FX Markets Have Busy Week with UK & US CPI, Plus BOE, ECB, & FOMC
- Five central banks are meeting this week: the Federal Reserve, Bank of England, the European Central Bank, the Swiss National Bank, and Banxico.
- The policy meeting most likely to bring a significant price movement to FX markets is the FOMC on Wednesday with its new Summary of Economic Projections.
Join me on Mondays at 7:30 EST/12:30 GMT for the FX Week Ahead webinar, where we discuss top event risk over the coming days and strategies for trading FX markets around the events listed below.
12/12 Tuesday | 09:30 GMT | GBP Consumer Price Index (NOV)
The British Pound’s post-Brexit base effect weakness has worked its way out of markets, but its influence will linger at the upcoming inflation release, as anticipated by the Bank of England at their October and November policy meetings. Consensus forecasts are calling to see price pressures increase by +0.2% from +0.1% (m/m) and +3.0% unch (y/y). Likewise, Core CPI is expected to hold at +2.7% (y/y).
Unlike inflation reports in previous months, the upcoming data release doesn’t hold much importance for the Sterling in the near-term. Even as BOE policymakers have warned that headline CPI could stay over +3% through the middle of Q4’17, the November rate hike was a one-off event; it was not the beginning of a rate hike cycle. Inflation will need to persist above +3% through the end of 2017 and into early-2018 if rates markets are going to pull forward the timing of the next hike – currently pegged at September 2018.

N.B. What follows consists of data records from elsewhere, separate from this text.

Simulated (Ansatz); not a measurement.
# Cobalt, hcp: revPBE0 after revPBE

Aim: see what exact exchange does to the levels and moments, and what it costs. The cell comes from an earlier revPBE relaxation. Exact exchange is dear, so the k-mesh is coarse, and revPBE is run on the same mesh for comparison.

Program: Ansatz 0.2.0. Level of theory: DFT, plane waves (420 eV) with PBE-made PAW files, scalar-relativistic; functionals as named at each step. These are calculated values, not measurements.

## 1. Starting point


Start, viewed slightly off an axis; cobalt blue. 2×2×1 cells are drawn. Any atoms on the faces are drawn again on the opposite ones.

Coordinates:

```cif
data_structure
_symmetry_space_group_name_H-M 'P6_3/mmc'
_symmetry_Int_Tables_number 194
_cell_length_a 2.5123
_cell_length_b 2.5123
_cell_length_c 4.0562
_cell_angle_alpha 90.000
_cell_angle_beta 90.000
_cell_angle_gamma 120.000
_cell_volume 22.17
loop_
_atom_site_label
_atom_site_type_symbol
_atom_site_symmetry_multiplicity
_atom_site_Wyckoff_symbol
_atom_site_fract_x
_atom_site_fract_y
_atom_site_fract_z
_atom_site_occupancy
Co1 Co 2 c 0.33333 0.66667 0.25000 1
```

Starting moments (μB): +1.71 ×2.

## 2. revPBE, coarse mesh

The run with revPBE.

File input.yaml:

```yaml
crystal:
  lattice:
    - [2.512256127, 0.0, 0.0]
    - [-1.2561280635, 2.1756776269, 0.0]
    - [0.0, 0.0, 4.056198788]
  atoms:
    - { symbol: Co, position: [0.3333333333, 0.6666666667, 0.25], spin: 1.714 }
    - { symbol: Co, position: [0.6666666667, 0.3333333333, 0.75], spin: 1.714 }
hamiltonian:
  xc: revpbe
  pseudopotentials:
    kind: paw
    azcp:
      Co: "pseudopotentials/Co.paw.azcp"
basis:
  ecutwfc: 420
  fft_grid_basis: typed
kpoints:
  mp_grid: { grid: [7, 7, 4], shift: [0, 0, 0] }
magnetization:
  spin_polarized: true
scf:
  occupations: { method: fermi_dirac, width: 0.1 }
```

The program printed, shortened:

12/13 Wednesday | 13:30 GMT | USD Consumer Price Index (NOV)
According to a Bloomberg News survey, US consumer prices were higher on a monthly-basis in November, due in at +0.4% from +0.1% (m/m) and +2.2% from +2.0% (y/y). The core readings should be similar, at +0.2% unch (m/m), and at +1.8% unch (y/y). These figures aggregately have started to steady near the Fed’s medium-term target, further confirming that the Fed will raise rates later on in the day. The risk is that the data misses and another check goes into the ‘disinflation’ column that policymakers are worrying about. A weak CPI report on Wednesday would raise the odds that the FOMC downgraded its economic projections on Wednesday.
12/13 Wednesday | 19:00 GMT | USD Federal Reserve Rate Decision and Press Conference
The Federal Reserve’s December policy meetingwill bring a 25-bps rate hike with it, although that much information is already priced-in to rates. Given that it is a meeting with a press conference and a new Summary of Economic Projections (SEP) meeting, odds are high that this meeting brings with it far more volatility than the one in November. Given recent commentary from Fed officials, there is a non-zero possibility that the 2018 inflation forecast, and thus, the glide path of interest rates (the ‘dot plot’) are lowered as well. Even though rates markets aren’t pricing in the next hike until June 2018, any sign that the Fed is once again losing faith in their own projections would prove troublesome for the US Dollar.
12/14 Thursday | 12:00 GMT | GBP Bank of England Rate Decision
The December policy meeting will see Bank of England take a much less exciting approach than last month, when an update to the MPC’s Quarterly Inflation Report was released. Accordingly, without explicit forecasts due, no policy measures are expected to change. For now, with Brexit uncertainty looming large,there seems little reason to think that last month’s rate hike was anything other ‘one-and-done.’ Guidance on the future path of rates will be the key factor for the British Pound, if it appears at all. Rates markets are currently pricing in September 2018 as the most likely period for the next rate move.
12/14 Thursday | 12:45 GMT | European Central Bank Rate Decision
With the December policy meeting being one of the four meetings during the year that new staff economic projections (SEP) are released at, there is a strong possibility that the ECB revises its growth and inflation forecasts for 2018, and given where the aforementioned indicators stand, the risk is for a positive surprise – upside adjustments to both the GDP and CPI projections.
While the ECB seems to be following the Fed’s playbook (taper the QE program, allow some time at low rates without additional stimulus, then raise rates after a small adjustment period), implicitly, any upwards revision to the SEP will bring with it speculation that the ECB may taper their QE program faster than currently outlined, highlighting the potential for a rate hike to transpire sooner than what the market is currently pricing in (the second half of 2019 at the earliest).